Now, that guy, Kelvin, Lord Kelvin, who did this. He lived back, 1824 to 1907. Well, from time to time in a Bible study or on the air I’ll point out Christians, strong Christians who are also incredible scientists, like we’ve talked a lot about Galileo who defended vigorously the truth of the Bible, and Johann Kepler, the father of modern astronomy, who was such a strong Christian and defended the Bible to the hilt. Well Lord Kelvin, he was a scientist, a Bible believing scientist after the stature of like Isaac Newton and Michael Faraday. Newton we know pretty well. Faraday was a leader in electronics and magnetism. In fact, just like they named Kelvin after Lord Kelvin, they’ve got the Faraday, they named these electrical units after Michael Faraday.

Well Kelvin, he established thermodynamics. Remember when we started this Bible study talking about the First and Second Laws of Thermodynamics, the most basic laws of all the physical sciences? Lord Kelvin established that, he defined them, initially. He was the first scientist to use the concept of energy. He talked about energy and used that in his work.

He strongly opposed Charles Darwin. Strongly, vocally, publicly. He opposed uniformitarianism – that the features of the earth all gradually ended up this way. No God created it and there were catastrophes like the flood. He demonstrated with heat flow formulas that the earth could not be billions of years old. Could not be. And he lived into the time when they discovered radioactivity, and he took that into account in his formulas.

His discoveries led to Samuel Morris, enabled him to develop the telegraph. He designed, this Lord Kelvin, designed and actually he supervised the design and the laying of the first transatlantic cable. He did that. He was knighted, eventually. That’s how he became Lord Kelvin.

So wow, we just measure the, measure the stars, the temperature, say how hot is the sun? You ask any scientist, “Well, it’s 6000 degrees Kelvin.” Who’s Kelvin? Well he’s the guy who really gave us the basis for all physical sciences. Well did he believe in evolution? Did he think the earth was billions of years old? Did he buy into all this? No, not really. He was a Bible believing Christian who staunchly defended the Bible and rejected a godless naturalistic view of the world. And that was true of so many of the fathers of the sciences.
In some of what Reverend Enyart says he is quite correct. And in some he is making up claims from whole cloth. And since Bob prefers to selectively leave out the details that might go against his young-earth beliefs, I will supply what Bob did not.

I will take the relevant points in the order that Bob brought them up.
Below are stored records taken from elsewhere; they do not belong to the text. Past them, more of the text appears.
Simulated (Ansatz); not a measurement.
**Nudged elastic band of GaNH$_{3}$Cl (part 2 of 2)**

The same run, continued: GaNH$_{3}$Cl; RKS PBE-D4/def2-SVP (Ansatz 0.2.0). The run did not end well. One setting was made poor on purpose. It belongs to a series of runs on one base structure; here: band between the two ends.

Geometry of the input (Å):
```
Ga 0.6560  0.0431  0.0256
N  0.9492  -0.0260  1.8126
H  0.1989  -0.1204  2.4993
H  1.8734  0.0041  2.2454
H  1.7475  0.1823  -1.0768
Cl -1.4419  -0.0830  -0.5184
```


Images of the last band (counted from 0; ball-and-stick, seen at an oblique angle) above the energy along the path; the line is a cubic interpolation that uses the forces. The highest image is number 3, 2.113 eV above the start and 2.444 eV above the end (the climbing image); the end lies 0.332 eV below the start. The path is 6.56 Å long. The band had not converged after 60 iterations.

To degree or not to degree​
… the sun is 600 degrees, uh, Kelvin, I said Kepler, I meant Kelvin. Well Lord Kelvin, he’s the guy who gave us this temperature scale, this absolute temperature scale, where zero Kelvin is absolutely the coldest you can get in the physical universe.
There is an interesting point in the phrasing Bob uses here. It is not something that most non-scientists are aware of, and even scientists who should know better slip up on. Look at these two phrases from Bob side-by-side: “600 degrees kelvin” and “zero kelvin”. Notice the lack of the word “degrees” in one of them? When the Kelvin temperature scale was established, it was decided that the word “Kelvin” would be understood to mean “degrees on the Kelvin temperature scale”. So “zero Kelvin” is correct, and “600 degrees Kelvin” is like saying “600 degrees degrees Kelvin”. Since the word “degrees” is superfluous in the Kelvin scale, “600 K” means 600 Kelvin, and there is no need to write the little circular degree symbol at the top right of the 600, as would be needed in the Centigrade or Fahrenheit scales.

Bible Believing Lord Kelvin and Young Earth​
Well Lord Kelvin, he was a scientist, a Bible believing scientist after the stature of like Isaac Newton and Michael Faraday.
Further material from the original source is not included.